How Asia’s tour and activities operators can rock trade shows

For tour and activities operators of all sizes, trade show season can be the most important time of the year. Some events which have already come to pass this year include ASEAN Tourism Forum, Vietnam International Travel Mart, Bali and Beyond Travel Fair, Mekong Tourism Forum, and Myanmar International Tourism Expo.   

Come each September in Asia, however, the trade show circuit becomes an increasingly vibrant one. THINC Indonesia 2018 is just around the corner in Bali between September 6 and 7. ITE HCMC will run in Ho Chi Minh City from September 6 until 8. PATA Mart 2018 will draw a variety of industry stakeholders to Langkawi, Malaysia from September 12 until 14, and Cambodia Travel Market is slated for October 11 until 13. The list goes on. If you’re in the game at all, then you are likely planning your calendar as we speak.    
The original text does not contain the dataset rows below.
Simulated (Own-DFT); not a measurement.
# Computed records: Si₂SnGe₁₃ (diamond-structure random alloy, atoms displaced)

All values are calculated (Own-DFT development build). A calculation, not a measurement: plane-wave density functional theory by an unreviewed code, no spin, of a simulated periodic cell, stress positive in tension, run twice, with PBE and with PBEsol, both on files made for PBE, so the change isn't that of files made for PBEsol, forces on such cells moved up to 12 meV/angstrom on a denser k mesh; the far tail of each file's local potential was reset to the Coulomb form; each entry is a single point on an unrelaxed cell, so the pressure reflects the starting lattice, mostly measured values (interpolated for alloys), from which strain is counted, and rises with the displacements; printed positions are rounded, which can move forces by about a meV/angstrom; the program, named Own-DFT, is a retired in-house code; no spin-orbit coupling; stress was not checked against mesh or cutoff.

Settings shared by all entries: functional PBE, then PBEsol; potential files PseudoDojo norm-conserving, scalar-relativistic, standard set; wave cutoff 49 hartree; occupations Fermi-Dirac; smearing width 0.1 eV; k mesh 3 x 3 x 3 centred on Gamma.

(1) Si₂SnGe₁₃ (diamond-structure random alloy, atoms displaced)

If you think that trade shows are a waste of time and not important to tour and activities operators, think again. According to ITB Asia—one of Asia’s leading travel trade shows—its event in 2017 attracted more than 250 travel trade media and more than 951 quality buyers from MICE, corporate and leisure. Ninety percent of attending buyers were C-level or key decision makers in travel procurement or contracting. The event claims to have resulted in 22,000 business appointments. These statistics are just from one trade show in Asia. There is a slew of them taking place across APAC over the next several months. 

With opportunities of this size in mind, here are some key ways that Asia’s tour and activities operators—both big and small—can rock the trade show circuit this year.

Schedule meetings ahead of time


On of the bigger mistakes operators can make before heading into a trade show is erroneously thinking that they will get a chance to talk with everyone on their hit list. Sure, investors and valuable stakeholder will be crawling the venue, but unless you have a pre-scheduled meeting with your person of interest, there’s no guarantee that you’ll serendipitously run into them in the buffet line; nor is there any guarantee that they won’t already be actively talking to someone else when you see them.

Most trade shows have areas with tables and chairs meant for sit-down meetings. Do yourself a favour and make your list of key people you want to meet well in advance. About one week before the event, start locking people into meetings in Google Calendar. This is likely one of the most valuable things you can do as a tour and activities operator searching to generate new leads for business cooperation. If you fail to set these meetings up ahead of time, your team will instead end up running around the venue aimlessly, awkwardly trying to grab ad hoc chats.        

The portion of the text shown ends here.